How married couples can save together on taxes

How married couples can save together on taxes
The provisions of deduction of tax at source apply to both but in some cases it is possible to save tax through proper tax planning. 
“Two are better than one” the saying holds all the more true when it comes to tax saving as a couple. Marriage bestows on you, among other benefits, the scope to save more money in taxes. We’ll look at how married couples can save together on taxes below. 

Investments by the spouse in the higher tax bracket

Where both the spouses are working, both could be making investments to avail 80C deductions. If deduction limits are not maxed out for both, it makes greater financial sense for the spouse with higher income to claim deductions. 

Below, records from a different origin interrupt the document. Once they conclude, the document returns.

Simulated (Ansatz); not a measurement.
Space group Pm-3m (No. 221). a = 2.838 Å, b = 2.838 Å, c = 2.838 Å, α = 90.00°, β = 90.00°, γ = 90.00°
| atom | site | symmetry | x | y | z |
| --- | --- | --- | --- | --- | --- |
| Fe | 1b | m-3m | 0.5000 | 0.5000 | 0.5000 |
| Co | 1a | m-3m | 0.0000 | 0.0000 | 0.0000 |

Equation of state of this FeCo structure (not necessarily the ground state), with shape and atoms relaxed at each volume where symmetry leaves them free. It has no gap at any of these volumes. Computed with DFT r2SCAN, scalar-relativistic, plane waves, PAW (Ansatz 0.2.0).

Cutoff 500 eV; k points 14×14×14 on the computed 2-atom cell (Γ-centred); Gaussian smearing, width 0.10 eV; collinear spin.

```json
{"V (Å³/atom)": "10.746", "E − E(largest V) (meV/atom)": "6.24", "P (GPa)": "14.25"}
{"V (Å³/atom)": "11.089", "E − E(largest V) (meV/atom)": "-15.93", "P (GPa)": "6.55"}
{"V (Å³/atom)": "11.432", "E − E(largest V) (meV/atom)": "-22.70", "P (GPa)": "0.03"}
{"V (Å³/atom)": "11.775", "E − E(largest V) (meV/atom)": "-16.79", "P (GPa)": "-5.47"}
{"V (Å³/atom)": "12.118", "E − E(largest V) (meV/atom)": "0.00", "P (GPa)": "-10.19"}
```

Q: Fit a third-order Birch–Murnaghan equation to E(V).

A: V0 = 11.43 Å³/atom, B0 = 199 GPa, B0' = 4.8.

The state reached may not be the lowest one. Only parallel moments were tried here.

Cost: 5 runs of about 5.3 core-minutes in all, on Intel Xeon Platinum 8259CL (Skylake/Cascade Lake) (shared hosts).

Take an illustration to understand this:

Say you earn Rs 3 lakhs and your spouse earns Rs 5.5 lakhs per year. You invest Rs 50,000 in PPF and claim deduction, which makes your net income tax exempt. Suppose your spouse gets some deduction on EPF but is unable to make any more investments to save tax. In this case your tax savings as a couple would be higher if your spouse invests Rs 50,000 in PPF and claims the deduction instead of you. That’s because higher the tax slab, higher the tax outgo, so better to lower the taxable income of the spouse in the higher tax slab. 
Now, this is assuming there is only so much money shared between both spouses to invest. If you can each allocate funds for investments, this concern is nonexistent, of course. 
Once you’ve exhausted all possible tax saving investment limits, you can still invest in your spouse’s name or child’s name in products like PPF. True, you won’t get tax deduction for those investments. But PPF interest is tax free, and that’s your chance to earn some more tax-free money! 

Make the most of home loan tax benefits

Buying a home of their own is a dream shared by most urban Indian couples. And when the buying is funded by a loan there are associated tax benefits too. Couples who go for joint home loans can each claim tax deduction on the principal upto the limit allowed under section 80C. That is, they can each claim upto Rs 1.5 lakhs on the loan they’re paying from a joint account. Similarly they can both set off interest against income from house property upto the limit allowed under section 24. 
For availing tax benefits on a joint home loan, both spouse should have proportional ownership in the house. So if both of you wish to claim 50-50% of the EMI then the ownership too must reflect a 50-50 share. 

Go on trips and claim LTA every year

Leave Travel Allowance rules permit claiming of the benefits twice in a block of four calendar years. As a couple you can actually travel and claim LTA benefits every year. You can each take turns to claim the benefit in alternate years. 

HUF to save tax for non-salary income

If you are married then you can save additional tax, over and above what is deductible by both couples individually, by creating an HUF. You can form an Hindu Undivided Family (HUF) and move income generating assets like rental property to it. HUFs have the same deductions as individuals so by transferring assets to HUF, you reduce the overall tax outgo as a household, by claiming them in your individual capacities as well for the HUF. 

Here’s a quick example:

Your salary income is Rs 10 lakhs and you also earn rental income of Rs 3 lakhs. Your taxable income is Rs 10.5 lakhs with the standard exemption of Rs 2.5 lakhs (assuming no deductions claimed for the sake of simplicity). On the other hand by forming an HUF, only Rs 50,000 of the rental income is taxable, as Rs 2.5 qualifies for the standard exemption. So your net taxable income is down to Rs 8 lakhs. 
These are some of the most common ways couples can reduce their tax liability with some planning. Hope you find them useful.